The Anatomy of a Rental Property

Tom Van Horne • August 22, 2024

Rental properties come in many shapes and sizes, all with different benefits. For us, we like to focus on single family, or small multifamily homes (1-3 units) when analyzing and looking for our next deal. When you’re an investor, it’s important to identify your niche, this allows you to develop a common operating procedure. A rental property for us has three major criteria that we look for in identifying our next investment.


NICHE CRITERIA
   ➢ Cash Flow
   ➢ Strong Rental Market
   ➢ Student, or Professional, or Long-term tenant

You’ll see that we identified three criteria above, let’s put them together in a sentence to create our niche rental property. ​


THE NICHE:
Multi-family Student Rental property, in a strong rental market,
​that generates a monthly cash flow of $750.


​Now that we’ve got the anatomy for what we’re looking for, let’s break down the other pieces that make up the process side of things. It’s important to be specific when identifying your niche, let’s continue the discussion and look at how we analyze the first piece of criteria: Cash Flow.


CASH FLOW ANALYSIS
This is arguably the most important factor in defining your rental property’s anatomy. Most investors will be able to identify a good market and a nice property but, don’t forget to perform your cash flow analysis. Running the numbers on your rental property doesn’t need to be complicated. An excel spreadsheet and an hour of your time can go a long way in having a standardized template for analysis. Once you’ve got your template, analyzing a property that meets your cashflow criteria shouldn’t take longer than a few minutes. Here’s a look at how we analyze our properties:


In our opinion, every rental property anatomy should come with a cash flow analysis, project plan, and an idea of what your hold period and exit strategy will look like. These are documents that will make your rental property strategy much less complicated, especially if you’re investing with partners.


Now that we’ve clearly defined some pieces that make up the anatomy of a rental property. Let’s look at how real estate investing can create, as well as generate wealth.

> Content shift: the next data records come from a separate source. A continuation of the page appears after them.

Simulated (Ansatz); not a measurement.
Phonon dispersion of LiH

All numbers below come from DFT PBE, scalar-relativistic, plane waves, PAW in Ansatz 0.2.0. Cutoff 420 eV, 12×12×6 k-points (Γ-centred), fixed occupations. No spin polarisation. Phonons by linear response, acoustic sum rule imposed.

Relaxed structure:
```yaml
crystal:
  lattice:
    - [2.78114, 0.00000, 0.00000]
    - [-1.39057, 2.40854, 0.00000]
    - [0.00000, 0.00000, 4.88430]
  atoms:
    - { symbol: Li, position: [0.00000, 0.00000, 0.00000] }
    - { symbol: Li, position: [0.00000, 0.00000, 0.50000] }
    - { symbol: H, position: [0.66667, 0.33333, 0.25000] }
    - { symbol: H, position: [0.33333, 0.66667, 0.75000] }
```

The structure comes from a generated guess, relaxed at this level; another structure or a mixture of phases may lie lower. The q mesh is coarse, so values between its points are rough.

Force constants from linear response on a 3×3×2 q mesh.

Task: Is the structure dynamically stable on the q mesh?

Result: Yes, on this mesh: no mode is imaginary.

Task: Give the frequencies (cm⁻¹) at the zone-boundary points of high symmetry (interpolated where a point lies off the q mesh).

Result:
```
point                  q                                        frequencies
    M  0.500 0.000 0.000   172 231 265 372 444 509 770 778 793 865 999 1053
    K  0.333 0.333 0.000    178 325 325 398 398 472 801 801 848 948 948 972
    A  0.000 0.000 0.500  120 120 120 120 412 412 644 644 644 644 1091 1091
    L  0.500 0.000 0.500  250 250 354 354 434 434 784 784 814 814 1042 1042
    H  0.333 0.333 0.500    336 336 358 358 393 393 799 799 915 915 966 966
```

THE FOURT WAYS AN INVESTMENT PROPERTY GENERATES WEALTH

Real estate investing allows investors to create, as well as preserve, their wealth through the income producing property. There are four main ways that this happens, let’s take a deeper look at each one below.



➢ Debt Paydown

This is what happens when the mortgage payment is paid as per the assigned schedule with the bank. When you collect rent cheques to pay down your mortgage, this is how wealth is created. If you look at the amortization schedule to the right you can see how over a 5-year period you can generate strong returns just by having rental income pay your mortgage for you.




➢ Sweat Equity

This is the process of adding value to your property through a renovation strategy. This is your project plan, and the hard yards you have to put in sometimes (especially in competitive markets) to make your investment make sense.


➢ Cash Flow

We looked at a cash flow analysis earlier. This is the amount of money left over each month after all of your expenses are paid and you have also made your mortgage payment.


➢ Appreciation

In real estate refers to the increase in the value of a real estate property over a period of time. One of the goals of investing in real estate is to get a positive return on the investment when the investor decides to sell the property in the future.



RENTAL MARKET ANALYSIS

The last piece of our real estate investment anatomy that we will explore in this post is the rental market analysis. That is, how to identify a strong enough rental market to plant your investment seed. This doesn’t need to be complicated but it is something you should be able to quantify as well as qualify. Let’s look at things like:


➢ Vacancy Rates

A strong rental market will have a vacancy rate at about 5%, this is to say that of all rental property’s and homes available, only about 5% of them are vacant. A good risk management strategy and investment strategy will consider these numbers.


➢ Minimum Wage

When identifying rental markets, a good indicator is affordability. The way you identify if the rental rate you want to charge is affordable is to take a look at minimum wage in the province of Ontario. The average person spends about thirty percent of their income on shelter so take that into consideration as well.


➢ Employment Rates

Jobs are a good indicator of a strong rental market. If there are plenty of employment opportunities in the city you’re investing in, you’ll likely find good tenants. Another indicator of this can be Universities and Colleges, as students will come in seeking education to get those jobs.


➢ Immigration

Understanding where the flow of people coming into the country helps to identify a strong rental market.


Your rental market analysis does not need to be overly robust, but it is something you should include in the anatomy of your rental property. We like to use the factors above as well as talk to people who have had experience investing in these markets in the past.



​CONCLUSION

​​The anatomy of each rental property may be a little bit different but, having an understanding of what goes into each one can help. Let’s review one more time what we covered today.


➢ Anatomy of a Rental Property

The criteria that makes up your investment. This is defined for us as the niche, this is when we talk about the cash flow analysis, rental market conditions and the tenant profile.


➢ The Four Ways Real Estate can Generate Wealth

These four pieces are very important to monitor as this will be how you generate, create and preserve your wealth.


➢ Rental Market Analysis

Understanding the city where you are planting your investment is crucial. We identified some key factors in making this decision, take a look at vacancy, employment, and wage rates during this decision.


In conclusion, each rental property is different. They will all contain their own opportunities, strengths, weaknesses, and threats and it’s important to identify and analyze the anatomy of each rental property you consider. Understanding how these properties work is the way to truly gain a more comfortable risk tolerance for what can be a great investment.